Text and photos by Traci Durrell-Khalife


Whether you're looking for a competitive model horse entry for a live or photo show or simply a fun scene to enjoy in your home, a winter theme offers endless inspiration!


Crisp autumn air gives way to colder days. The last of the lovely golden and crimson leaves have blown away. In some parts of the country, rain ushers in winter. In others, snowflakes herald its beginning.

Life on a farm is tied closely to the seasons. As autumn rolls around, farmers and ranchers are weaning their calves and foals, storing their machinery and preparing their land for winter.

Winter is a relatively restful time on the farm, as adverse weather often prohibits much outdoor work. It's a good time to catch up on record keeping, leather repairs and machinery maintenance. Farmers must keep a close watch on livestock during the season. When it's cold, animals need to eat more to maintain their body heat, so providing plenty of forage is essential. Farmers must also be sure buckets and troughs aren't iced over and that weather conditions are not threatening the wellbeing of the animals.

Setting the Scene


When creating a snow scene, there are several options for footing. If you live in a snowy area, you can take pictures in the real thing! However, you may not wish to risk taking your models out in it. The cleanest, simplest artificial footing is cotton quilt batting. Since it's one piece, it's easy and quick to spread out. Some models don't stand on it very well, but this can be remedied by cutting a tiny hole or slit in the batting for each foot to pass through. Decorative flaked snow is also a good choice. It's easy to spread and gives a fluffy, textured look. It tends to cling to items and is easily blown around, so cleanup takes a bit longer. You may also choose to sculpt a permanent snowy diorama base.

The next consideration is the background. Again, you may have a real snowy area to use as your studio. If not, try a photo poster or a painting. Christmas cards are good inspiration. Google image searches will also turn up some great background ideas.

You may want to decorate your scene with a snowman figurine, artificial trees, fences or other in-scale props. A Breyer barn also makes a great setting for a winter scene. A wreath on each stall door and a string of tiny lights will set a festive mood.

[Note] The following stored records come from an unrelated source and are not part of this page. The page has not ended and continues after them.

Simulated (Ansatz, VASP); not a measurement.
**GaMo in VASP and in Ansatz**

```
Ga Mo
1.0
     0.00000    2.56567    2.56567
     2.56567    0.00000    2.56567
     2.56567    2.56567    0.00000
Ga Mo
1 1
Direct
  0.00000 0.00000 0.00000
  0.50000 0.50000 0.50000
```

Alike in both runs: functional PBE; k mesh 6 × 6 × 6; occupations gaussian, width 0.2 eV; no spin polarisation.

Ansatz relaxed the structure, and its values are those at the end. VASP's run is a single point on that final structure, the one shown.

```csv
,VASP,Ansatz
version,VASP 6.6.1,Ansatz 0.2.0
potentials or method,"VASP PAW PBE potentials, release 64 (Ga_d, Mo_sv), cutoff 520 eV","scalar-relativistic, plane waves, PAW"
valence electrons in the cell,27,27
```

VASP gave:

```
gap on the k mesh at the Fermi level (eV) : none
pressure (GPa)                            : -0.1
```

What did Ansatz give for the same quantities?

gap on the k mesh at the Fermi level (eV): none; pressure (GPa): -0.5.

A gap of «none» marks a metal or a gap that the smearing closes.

A Time to Work...and to Play!


Many working scenes lend themselves well to "other performance" entries. A typical winter farm or ranch chore is feeding cattle in a pasture, perhaps with a draft horse pulling the hay sled. One of my setups shows the horse standing quietly as one of the men unloads bales. 

Jack unloads bales for the cattle while his brother holds the horse.
Jack unloads bales for the cattle while his brother holds the horse.

 

The other depicts a feeding scene where the horse is outside the range of the picture.

Not all scenes require a horse.
Not all scenes require a horse.

 

Other activities include herding animals from one pasture to another, checking fences on horseback, and rescuing stray or injured animals.

There's always time for fun, too. It may be as simple as climbing on bareback for a ride through the snow or as glamorous as a sleigh ride to Grandmother's house. Your scene can tell a story, as does mine with the two ponies. Billy goes to the pasture to check on his ponies and finds them near the frozen pond. They're eager to greet him, as he's brought an apple. He's also brought along a halter and rope, so he can lead one up to the barn; knowing the other is sure to follow. Then he'll hitch one up to the little sleigh.

A frozen pond adds to the wintry feel of this setup.
A frozen pond adds to the wintry feel of this setup.

 

Sledding downhill is a blast, but dragging the sled back uphill is, well, a drag. A fun alternative is to tie a rope to the sled and have a horse and rider pull you around! For safety, my sled rider wears a helmet and the rope is only dallied - not tied - around the horn and held by the rider's hand. The family dog runs alongside. 

Sledding behind a horse is especially fun!
Sledding behind a horse is especially fun!

 

As Christmas nears, it's time to go to the forest and choose the perfect tree. Using a lariat, the horse and rider drag it back through the snow to the house. The cowboy looks warm in his fur-trimmed jacket and scarf. A calm, steady horse like the San Domingo mold is well suited to the task. 

For some country folks, bringing in the Christmas tree on horseback is a tradition.
For some country folks, bringing in the Christmas tree on horseback is a tradition.

 

You can also capture the magic of every little girl's dream of wanting a pony for Christmas. In my scene, Cindy is still wearing her robe on Christmas morning as she finds her new pony in the barnyard. She's all smiles as she gets acquainted with him and offers him carrots. 

What better gift than a pony!
What better gift than a pony!

 

Winter snows can transform a landscape into a magical wonderland. With a little imagination, you can create your own miniature wonderland for your model horses!